AI Infrastructure Overview
AI infrastructure is the hardware and software stack that sits between a trained model and a user who receives a response. It encompasses GPU selection and provisioning, cluster orchestration, model serving frameworks, networking for high-bandwidth GPU communication, storage for model weights and datasets, and the cost optimization strategies that determine whether your AI product is profitable or hemorrhaging money.
This is not about training models — most companies do not train foundation models from scratch. This is about the infrastructure you need to deploy, serve, and scale AI workloads in production. Whether you are running a single fine-tuned model on a GPU instance or orchestrating hundreds of inference replicas across multiple regions, the infrastructure decisions you make here determine your latency, throughput, cost, and reliability.

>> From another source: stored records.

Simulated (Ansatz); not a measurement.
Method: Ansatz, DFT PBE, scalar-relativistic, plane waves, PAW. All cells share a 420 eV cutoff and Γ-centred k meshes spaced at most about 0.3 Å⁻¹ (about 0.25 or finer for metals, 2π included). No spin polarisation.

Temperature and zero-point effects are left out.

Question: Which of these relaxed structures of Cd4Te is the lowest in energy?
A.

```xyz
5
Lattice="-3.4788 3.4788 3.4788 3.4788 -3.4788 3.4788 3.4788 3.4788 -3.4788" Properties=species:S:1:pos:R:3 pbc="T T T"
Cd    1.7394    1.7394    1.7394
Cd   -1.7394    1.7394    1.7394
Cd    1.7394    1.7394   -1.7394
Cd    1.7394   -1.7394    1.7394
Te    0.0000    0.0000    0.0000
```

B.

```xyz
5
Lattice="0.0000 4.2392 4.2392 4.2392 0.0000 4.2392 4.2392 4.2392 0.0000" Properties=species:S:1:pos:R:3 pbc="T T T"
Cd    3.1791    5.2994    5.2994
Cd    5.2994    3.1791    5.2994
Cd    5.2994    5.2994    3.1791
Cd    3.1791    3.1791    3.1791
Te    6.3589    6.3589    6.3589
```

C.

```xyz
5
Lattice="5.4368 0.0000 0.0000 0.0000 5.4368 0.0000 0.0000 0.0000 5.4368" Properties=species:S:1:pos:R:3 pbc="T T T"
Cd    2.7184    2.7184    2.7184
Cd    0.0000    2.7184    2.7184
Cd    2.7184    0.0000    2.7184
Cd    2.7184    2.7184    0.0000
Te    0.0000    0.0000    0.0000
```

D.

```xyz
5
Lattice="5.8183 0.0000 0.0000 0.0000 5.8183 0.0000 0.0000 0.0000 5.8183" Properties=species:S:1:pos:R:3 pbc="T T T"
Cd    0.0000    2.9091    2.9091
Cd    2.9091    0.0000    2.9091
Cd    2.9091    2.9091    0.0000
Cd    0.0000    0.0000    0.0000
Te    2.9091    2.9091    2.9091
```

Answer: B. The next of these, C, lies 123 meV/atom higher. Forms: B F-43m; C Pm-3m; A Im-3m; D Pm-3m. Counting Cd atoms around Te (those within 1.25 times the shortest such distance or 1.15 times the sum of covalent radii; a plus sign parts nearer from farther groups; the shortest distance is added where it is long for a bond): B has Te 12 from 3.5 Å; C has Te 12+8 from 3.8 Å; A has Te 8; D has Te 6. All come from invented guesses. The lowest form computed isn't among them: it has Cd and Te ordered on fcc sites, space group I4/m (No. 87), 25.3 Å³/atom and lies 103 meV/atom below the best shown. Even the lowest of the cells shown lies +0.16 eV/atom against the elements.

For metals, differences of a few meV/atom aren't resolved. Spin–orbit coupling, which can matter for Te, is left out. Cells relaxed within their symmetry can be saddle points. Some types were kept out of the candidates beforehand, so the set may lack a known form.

Why AI Infrastructure Is Different
Traditional web infrastructure is CPU-bound, memory-bound, or I/O-bound. AI infrastructure is GPU-bound, and that single difference cascades into every architectural decision:
| Dimension | Traditional Infrastructure | AI Infrastructure |
|---|---|---|
| Compute | CPU (commodity, cheap) | GPU (scarce, expensive) |
| Cost driver | Network egress, storage | GPU hours (10-100x CPU cost) |
| Scaling unit | vCPU/container | GPU/fractional GPU |
| Memory pressure | Application heap | GPU VRAM (model must fit) |
| Startup time | Seconds (container) | Minutes (model loading) |
| Utilization target | 40-60% (headroom) | 80-95% (GPU too expensive to idle) |
| Failure blast radius | One service | Entire model serving pipeline |
| Networking | Standard TCP/HTTP | NVLink, InfiniBand for multi-GPU |
GPU Scarcity Is Real
Unlike CPUs, GPUs cannot be provisioned on-demand during peak hours. Cloud providers frequently have zero availability for A100/H100 instances. AI infrastructure planning must account for reservation strategies, spot instance fallbacks, and multi-cloud GPU sourcing.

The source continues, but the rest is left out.